I am a "younger" hunter who recently started shooting benchrest with a bunch of old retired guys about 6 months ago. That has been a real eye opener. I am learning a lot about longer range shooting (600 yards) and what impacts great groups at that distance that can't be seen at 100 yards.

I have also learned that these guys have lots of time on their hands to tinker and play with their load. I bought a BR gun that from a guy used after shooting it and realizing that it is a real shooter. For that gun I frequently win best aggregate group, which is the sum of the diameters of four groups of 5 shots each. This seems like a fair way to judge accuracy of a rifle. Anything under 10" is competitive (averaging 2.5" per group with best groups in good conditions just under 2"). This is around 1/3 MOA at 600. Anyone that can consistently shoot 1/4 MOA average 5 shot groups At 600 yards would blow the competition out of the water.

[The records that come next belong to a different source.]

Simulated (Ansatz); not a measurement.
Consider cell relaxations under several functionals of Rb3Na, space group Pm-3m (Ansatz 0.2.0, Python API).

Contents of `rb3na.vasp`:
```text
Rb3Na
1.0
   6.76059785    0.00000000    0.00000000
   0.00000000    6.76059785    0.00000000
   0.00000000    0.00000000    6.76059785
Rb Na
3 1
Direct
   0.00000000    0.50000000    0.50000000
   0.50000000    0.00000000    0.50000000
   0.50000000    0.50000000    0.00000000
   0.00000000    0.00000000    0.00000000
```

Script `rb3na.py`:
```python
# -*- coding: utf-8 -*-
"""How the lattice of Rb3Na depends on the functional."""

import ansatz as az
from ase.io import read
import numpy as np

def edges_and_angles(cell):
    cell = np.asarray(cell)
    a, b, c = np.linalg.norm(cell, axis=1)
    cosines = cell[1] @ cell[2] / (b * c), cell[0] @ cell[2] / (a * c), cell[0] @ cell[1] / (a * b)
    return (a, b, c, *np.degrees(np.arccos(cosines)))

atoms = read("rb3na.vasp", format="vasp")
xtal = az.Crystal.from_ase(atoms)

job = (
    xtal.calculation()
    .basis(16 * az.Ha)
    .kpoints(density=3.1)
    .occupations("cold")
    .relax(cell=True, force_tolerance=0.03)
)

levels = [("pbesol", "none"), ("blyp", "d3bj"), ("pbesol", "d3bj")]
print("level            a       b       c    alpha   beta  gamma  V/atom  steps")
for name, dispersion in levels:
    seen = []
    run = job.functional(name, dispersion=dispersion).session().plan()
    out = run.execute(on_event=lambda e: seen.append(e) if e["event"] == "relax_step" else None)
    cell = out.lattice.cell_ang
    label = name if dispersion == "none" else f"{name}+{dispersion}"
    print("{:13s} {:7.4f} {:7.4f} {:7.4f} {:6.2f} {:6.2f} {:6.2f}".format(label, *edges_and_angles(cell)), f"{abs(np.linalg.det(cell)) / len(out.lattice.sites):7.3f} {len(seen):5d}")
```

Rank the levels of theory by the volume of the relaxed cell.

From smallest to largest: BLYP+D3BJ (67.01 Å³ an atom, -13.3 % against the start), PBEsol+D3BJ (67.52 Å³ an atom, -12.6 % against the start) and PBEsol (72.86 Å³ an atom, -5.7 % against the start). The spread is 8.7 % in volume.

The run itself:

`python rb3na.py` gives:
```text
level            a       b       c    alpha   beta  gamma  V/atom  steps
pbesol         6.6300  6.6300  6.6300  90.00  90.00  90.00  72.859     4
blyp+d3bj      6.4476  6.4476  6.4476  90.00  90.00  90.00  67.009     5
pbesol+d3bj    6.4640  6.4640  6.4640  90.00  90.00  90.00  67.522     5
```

on these forms people are usually siting their very best groups not averages. And usually 3 shots at 100 yards.

getting to my point, most of these techniques are controversial meaning some but not all guns shoot better when x y or z techniques are used, but they do eliminate variables so that when something isn't working you don't have to worry about case weight variability or neck tension or powder charge variability and you can focus on systematically solving the accuracy problem.

in the real world, my experience tells me that many good barrels aren't very fussy and bad barrels won't shoot no matter what you do to your loaded round. There are plenty of cases in the middle where tuning your load just right makes a so so barrel shoot well.
 
I've been reloading for years but just for a hunting load. When I joined this forum, I realized I don't know anything. I want everyone here to know that the wisdom and knowledge you impart on this site is very educational, interesting and very helpful. Every question or problem that's laid before this forum is solved and answered. I don't know of a problem that can't be resolved because of the knowledge and experience you guys have. I for one want all to know it's all appreciated. I will be working on long range shooting in the future. I've certainly found out that 300 yards is not long range. Lol! I don't know where else you can get the knowledge of some of the best gunsmiths in the country along with the wisdom of experience from so many. I'm amazed! Thanks for your help!
 
Could this be the reason that savage's shoot so well for such a cheap, poorly machine rifle, the floating bolt head allows the case to be centered in the chamber, essentially equivalent to having the case centered in the bolt face of a non-floating bolt
I don't think so.

The head of a rimless bottleneck case is seldom, if ever, centered on the bolt face when the round fires. Extractors often push case bodies off center against the chamber, Their diameters at that point are smaller than the chamber.

But case position is very repeatable from shot to shot. Accuracy is good. A perfectly straight 308 Win cartridge with its head .001" off center in the chamber will put its bullet tip about .0007" off bore center in the opposite direction. The case pivots on its shoulder in the chamber shoulder.

New 308 Winchester cases with a 3/10 grain spread of IMR4895 under Sierra's 155 grain bullets having .003" runout tested 2.7 inches with 20 shots at 600 yards. In the first match with that new bullet in ammo loaded on two Dillon 1050 progressive's, a couple dozen top ranked long range competitors said it shot about 3 inches at 600. I had the high 4 day aggregate score shooting 600, 800, 900 and 1000 yards using metallic sights.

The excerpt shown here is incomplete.